Tuesday, August 2, 2011

No Wang, No Way

charles wang garth snow islanders
A large crowd by Islanders' standards
Oh, how the mighty have fallen. The once proud New York Islanders franchise that was dynastic during the early 1980s is now skating on thin ice. The team has been consistently terrible on the ice for a number of years and the attendance figures at the Nassau Coliseum reflect that: the Islanders drew an average of just over 11,000 fans for home games last season, a figure lower than the number that show up in Phoenix.

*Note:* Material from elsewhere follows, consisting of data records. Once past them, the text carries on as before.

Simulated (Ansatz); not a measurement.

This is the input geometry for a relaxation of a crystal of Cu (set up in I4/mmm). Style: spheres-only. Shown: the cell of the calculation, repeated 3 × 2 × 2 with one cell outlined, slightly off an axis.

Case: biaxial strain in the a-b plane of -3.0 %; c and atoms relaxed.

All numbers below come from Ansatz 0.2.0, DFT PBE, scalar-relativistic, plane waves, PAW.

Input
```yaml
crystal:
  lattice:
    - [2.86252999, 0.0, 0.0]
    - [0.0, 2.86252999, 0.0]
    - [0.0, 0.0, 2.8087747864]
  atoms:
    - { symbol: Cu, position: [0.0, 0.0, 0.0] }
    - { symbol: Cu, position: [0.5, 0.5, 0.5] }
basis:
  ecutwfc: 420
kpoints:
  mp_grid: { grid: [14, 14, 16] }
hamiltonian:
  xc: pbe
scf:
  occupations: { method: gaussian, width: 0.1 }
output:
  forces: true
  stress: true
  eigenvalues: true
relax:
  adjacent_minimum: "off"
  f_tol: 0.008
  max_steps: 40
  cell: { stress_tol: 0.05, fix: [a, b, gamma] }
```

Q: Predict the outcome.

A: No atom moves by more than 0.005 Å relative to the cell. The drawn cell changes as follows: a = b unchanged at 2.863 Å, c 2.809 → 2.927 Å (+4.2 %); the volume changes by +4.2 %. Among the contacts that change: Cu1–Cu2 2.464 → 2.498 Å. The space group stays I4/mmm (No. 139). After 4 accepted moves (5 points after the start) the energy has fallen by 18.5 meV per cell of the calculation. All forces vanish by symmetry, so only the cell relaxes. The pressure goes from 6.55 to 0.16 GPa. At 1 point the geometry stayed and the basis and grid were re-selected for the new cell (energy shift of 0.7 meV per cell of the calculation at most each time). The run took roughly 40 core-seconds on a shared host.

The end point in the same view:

Aside from the on-ice product, which has been truly lousy over the past few seasons, the Islanders arena, Nassau Coliseum, is a small, out-dated facility (second-oldest only to MSG, which is undergoing extensive renovations). On TV it looks like a poorly lit barn - even more so after the Islanders' employed a group of deranged animals in lieu of a hockey team for part of last season.

The Islanders’ owner, Charles Wang, has attempted to update the Coliseum for a number of years. Originally, Wang proposed the Lighthouse Project, which centred on a renovated Coliseum, along with a huge development plan that called for housing, hotels, restaurants, and even a minor league baseball stadium. It was an ambitious, multi-billion dollar project.

The Lighthouse Project eventually died after being rejected by the public, but was replaced by new plans to rebuild the Coliseum with the aid of $400 million in taxpayer dollars, estimated to cost every local taxpayer $58 dollars more a year for the next 30 years. $58 might not seem like much over the course of a year, but Nassau County is pretty much broke – to the point that they brought in outside help to slash their budget by hundreds of millions of dollars.

The plan faced a referendum to decide whether Nassau County, a suburban community with some of the country’s highest property taxes, would actually help fund the project; the plan was defeated on Monday by a margin of 57-43.

The rejection, which itself cost taxpayers’ over $2 million (of which Charles Wang promised to pay on the condition that the outcome was ‘yes’), leaves the Islanders’ future on Long Island in jeopardy. The Islanders’ current lease in Nassau Coliseum ends in 2015 – a fact Wang has used to try to strong-arm the public into paying for his new arena.

Owners have used this tactic for decades: force taxpayers into funding their projects through threat of relocation.

NFL owners worked this angle to perfection over the past few decades, squeezing new stadiums out of the public with little actual cost to themselves.

Daryl Katz, multi-billionaire owner of the Edmonton Oilers, wants the government to kick in millions of dollars for a new arena for the Oilers. Edmonton always seemed close to losing their team during the mid-to-late-90s and using the veiled threat of relocation to publicly finance a new arena plays upon the latent fear that your team could be ripped away from you.

You see, fans have an emotional investment in a team, which sometimes can cloud their rational judgment. If there is a threat that your team is about to leave, what other choice do you have?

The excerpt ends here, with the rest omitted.